By Daniel DeWolf and Brian Novell
If there is one common theme that entrepreneurs tend to have, it is fire – meaning, many entrepreneurs are passionate about an exciting idea that they seek to turn into a business. However, entrepreneurs often quickly realize that, in order to make their fire glow high and bright for the world to see, they need fuel – meaning, capital. While bootstrapping is a smart practice that can keep the embers burning for a period of time, even fantastic ideas will likely sooner or later need a major capital injection – thereby adding fuel to the fire – to take the venture to the next level. This is where the newly revised Rule 504 of Regulation D may be a good option for early stage companies. For qualifying companies, Rule 504 provides an exemption from the registration requirements of the Securities Act of 1933, thereby facilitating the ability of startups to raise capital. Often well-suited for friends and family or seed rounds of funding, Rule 504 provides flexibility to smaller companies seeking assistance with capital formation.
The Rule and the Changes.
On October 26, 2016, the SEC adopted final rules that amend Rule 504, thereby increasing the maximum offering amount permitted to be raised from $1 million to $5 million, which will be effective as of 60 days following publication in the Federal Register. The SEC noted in the adopting release that Rule 504 had been underutilized due to the previous low offering amount limitation. The main benefit of this new increase is that more small businesses will be able to rely on Rule 504, as it will now be in the consideration set for certain companies seeking funding of up to $5 million. Entrepreneurs may then find themselves asking: Is our company eligible for exemption under Rule 504, and does Rule 504 make sense for us?
The Fine Print.
In order to be eligible for Rule 504, a company must not yet be required to file reports under the Securities Exchange Act of 1934, and must not be a “blank check company”, meaning that most early-stage companies with a plan for an operating business are eligible. What is unique about Rule 504 is that it provides (i) significant freedom in how one goes about raising the capital, and (ii) permits resales of shares with less friction. Offerings under Rule 504 permit, under certain circumstances, general advertising and solicitation; and, further, the requirement that the securities be restricted from subsequent resale will not apply to offers and sales of securities when following certain requirements.

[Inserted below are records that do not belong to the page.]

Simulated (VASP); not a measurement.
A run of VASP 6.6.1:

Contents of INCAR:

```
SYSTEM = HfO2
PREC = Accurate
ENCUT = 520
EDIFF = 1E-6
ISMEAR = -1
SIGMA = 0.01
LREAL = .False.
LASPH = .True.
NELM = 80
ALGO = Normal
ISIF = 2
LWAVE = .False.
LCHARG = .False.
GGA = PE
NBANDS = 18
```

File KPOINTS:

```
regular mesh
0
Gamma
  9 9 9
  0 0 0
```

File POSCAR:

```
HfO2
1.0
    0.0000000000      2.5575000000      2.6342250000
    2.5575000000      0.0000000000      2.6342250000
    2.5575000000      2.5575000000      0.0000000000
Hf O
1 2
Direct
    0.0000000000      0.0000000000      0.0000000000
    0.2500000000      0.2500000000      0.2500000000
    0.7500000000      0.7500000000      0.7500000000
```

Is Rule 504 the Right Choice?
While potentially a new tool to raise capital, Rule 504 should be evaluated in comparison to other options for exemption. Over the last decade, the use of Rule 504 offerings had been in decline, both in absolute terms and relative to Rule 506 of Regulation D. Rule 506 provides two potential exemptions from registration. First, Rule 506(b) has no limit on the amount of money that may be raised or the number of accredited investors that may be purchasers, though general solicitation or advertising may not be used and a company may not sell securities to more than 35 non-accredited investors, among other requirements. Second, under Rule 506(c), the SEC eliminated the prohibition against general advertising, provided that all purchasers are accredited investors and the issuer takes reasonable steps to verify so, among other requirements.
What Does It Mean For Entrepreneurs?
The increase in the maximum amount that may be offered and sold under Rule 504 allows for more companies potentially to leverage Rule 504 for their capital raising needs. In light of this recent development, Rule 504 may be a good choice for many early stage companies. It is another tool in the toolkit to consider when raising capital.